Iguassu Falls, which spreads across the Argentina/Brazil border, is a jaw-dropping sight. It’s not just one, huge waterfall but a collection of them, some colliding and creating a misty whirlpool of rainbow-topped water.

The spelling of the falls depends on which country you are in. Argentineans, who speak Spanish, call it Iguassu (or Iguazu) Falls, whilst their Brazilian counterparts, who speak Portuguese, know the natural wonder as Iguaçu Falls. The national park containing and surrounding the falls is a UNESCO World Heritage Site.

Both countries have viewing areas and it’s well worth seeing both sides of the falls. Travelling between countries takes about an hour and involves going through a checkpoint for each country, meaning a few more stamps in your passport.

The Argentinean side of the falls is well set up for disabled visitors. On arrival tourists walk to a mini-train station to catch an open-air train to the upper circle walk, or to then change trains to reach the Devil’s Throat viewing area walkway.

No walking for me, however, I was whisked on the back of an electric buggy to the front of the train queue. At the beginning of each viewing walk I left my walking frame with the staff at the information point and exchanged it for an off-road capable, three-wheeled wheelchair with huge tyres.

Iguassu means “big water” and that’s an understatement. Every second three million litres of water go over the top. The waterfalls range in size and are given quaint names such as “Adam” and “Eve” and “The two sisters”.

At the horseshoe-shaped Devil’s Throat viewing point, along a metal walkway over the falls, visitors walk past the broken remains of a previous bridge swept away during a flood. It was a mild, sunny day when we passed over the river, yet even so the amalgamation of various waterfalls into the Iguassu river at Devil’s Throat really packed a punch. There’s a continuous roar of water and spray as water thunders into the river.

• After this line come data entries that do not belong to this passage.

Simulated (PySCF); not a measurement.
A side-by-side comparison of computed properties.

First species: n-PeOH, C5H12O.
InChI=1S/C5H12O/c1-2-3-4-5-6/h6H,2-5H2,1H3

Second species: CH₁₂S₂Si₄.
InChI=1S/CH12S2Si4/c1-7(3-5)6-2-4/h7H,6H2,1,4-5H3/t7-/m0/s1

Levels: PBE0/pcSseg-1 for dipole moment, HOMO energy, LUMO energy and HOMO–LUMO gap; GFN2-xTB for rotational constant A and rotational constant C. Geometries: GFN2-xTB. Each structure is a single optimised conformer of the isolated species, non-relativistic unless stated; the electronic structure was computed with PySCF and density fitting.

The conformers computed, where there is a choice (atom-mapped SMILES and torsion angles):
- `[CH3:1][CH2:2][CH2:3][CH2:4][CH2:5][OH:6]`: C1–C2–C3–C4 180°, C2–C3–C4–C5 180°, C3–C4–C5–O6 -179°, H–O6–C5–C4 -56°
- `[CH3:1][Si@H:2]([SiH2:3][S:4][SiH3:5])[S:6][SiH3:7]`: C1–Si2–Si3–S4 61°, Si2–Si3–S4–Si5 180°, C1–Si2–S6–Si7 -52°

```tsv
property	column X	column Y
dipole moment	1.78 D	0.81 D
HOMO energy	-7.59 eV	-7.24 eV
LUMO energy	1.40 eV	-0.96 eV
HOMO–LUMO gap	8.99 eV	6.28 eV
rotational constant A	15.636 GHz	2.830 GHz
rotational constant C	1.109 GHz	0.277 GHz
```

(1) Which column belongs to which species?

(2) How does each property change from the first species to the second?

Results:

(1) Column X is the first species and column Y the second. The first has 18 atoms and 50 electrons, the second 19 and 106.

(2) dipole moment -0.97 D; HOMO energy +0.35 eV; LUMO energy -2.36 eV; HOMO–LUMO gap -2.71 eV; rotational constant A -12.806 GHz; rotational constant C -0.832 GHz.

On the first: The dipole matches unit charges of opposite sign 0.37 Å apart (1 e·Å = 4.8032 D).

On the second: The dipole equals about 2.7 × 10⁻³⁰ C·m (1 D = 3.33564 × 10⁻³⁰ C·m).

On the Brazilian side of Iguassu Falls, back through the checkpoints, we got a feel of the water’s power. On one of the viewing platforms there you can venture out (again I was in the safety of a borrowed wheelchair) directly in front of one of the waterfalls. The less adventurous wore a plastic mac bought at the gift shop but we braved the short journey without and came back soaked but thrilled by the view and experience. Make sure you have a waterproof camera though!

A short internal flight took us to Rio de Janeiro. It’s not the biggest city in Brazil, nor the capital, but it’s certainly the most well known globally.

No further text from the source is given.